How To Keep A Fire Going

In order to keep a fire going, you need to build a good fire in the first place, provide it with plenty of food (wood and oxygen), and potentially do some troubleshooting along the way. 

wood stacked and burning in a red brick fireplace.

This is a complete guide on how to keep a fire going, including tips for building and maintaining a good fire, as well as considerations regarding safety and the environment. 

Building A Good Fire 

To build a good fire, you will need to following materials 

  • A lighter (or matches)
  • Kindling 
  • Newspaper
  • Wood (dry) 

You’ll also need a fire poker to stoke the fire, and a fireguard for safety purposes.

Clean Your Fireplace

If your fireplace is dirty with ashes, your fire might not burn properly. You shouldn’t have more than an inch of ash in your fireplace. If the ash has accumulated to more than this, sweep it out before you get started.

Reverse The Draft

Make sure there’s no draft coming down your chimney flue before you light your fire. You can reverse any draft by rolling up some of your newspaper, lighting it, and holding it in the damper until you feel the draft going the other way.

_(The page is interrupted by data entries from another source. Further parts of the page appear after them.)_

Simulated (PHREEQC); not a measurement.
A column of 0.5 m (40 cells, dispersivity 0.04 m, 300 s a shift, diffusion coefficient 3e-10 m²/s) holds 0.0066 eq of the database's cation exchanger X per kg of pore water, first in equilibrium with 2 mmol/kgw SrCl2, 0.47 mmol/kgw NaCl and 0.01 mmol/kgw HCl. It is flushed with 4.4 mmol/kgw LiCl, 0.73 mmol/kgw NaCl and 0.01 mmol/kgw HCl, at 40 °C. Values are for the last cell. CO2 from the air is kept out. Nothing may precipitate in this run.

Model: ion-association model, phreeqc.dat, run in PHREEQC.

Position Newspaper Under Grate

Take the rest of your newspaper and lay it evenly under your grate. 

Cross The Kindling

You should lay out your kindling using the crisscross method, crossing one piece of kindling over another.

Light Your Newspaper

You don’t need to do this too many times. Just find a couple of spots to light and make sure the fire spreads.

Place The Wood

Arrange your wood on top of the kindling. Try to prop it up in a teepee shape. This allows the air to circulate between the pieces of wood, so it will catch on fire more easily.

Use your poker to place the wood where you want it and avoid burning your hands. 

Note: It’s very important that your kindling and wood are both dry. Otherwise, they won’t catch alight properly. Ideally, you should opt for a hard wood that is non-resinous. Maple, ash, or oak will work best. 

Keeping The Fire Going 

How to Keep a Fire Going

Building a good fire is only part of the equation. You’ll need to take steps once the fire is lit to ensure that it doesn’t go out. 

1. Open A Window 

This probably seems counterintuitive if you’re trying to keep the room warm with a fire, but opening a window will help oxygen to reach the flames and encourage a steady burn. 

2. Arrange Wood With Poker

Another way to ensure a steady flow of oxygen to your fire is to use the poker to keep space between pieces of wood. If you allow the wood to get packed together, the air flow won’t be optimal. 

3. Don’t Add Too Much Wood

It can be tempting to add lots of wood on top of your fire, but adding too much wood too quickly can actually suffocate the flames. Before adding more wood, wait until the fire has started to burn down.

Then, add small pieces of wood, making sure that they are spaced out enough to allow for air flow in between. 

4. Adjust Heat Output 

There are ways to regulate the intensity and heat output of your fire. If you want to cool down your heat output, rearrange the logs in an east-west configuration. For more intense heat, arrange them north-south instead.

The north-south configuration also allows your logs to burn for longer. 

Packing the logs more densely (while still leaving room for air circulation) will provide better heat output, while loosely-packed, smaller logs will produce less heat.

You can boost your fire’s intensity by using your poker to create more space for air flow, or adding more kindling to the fire. 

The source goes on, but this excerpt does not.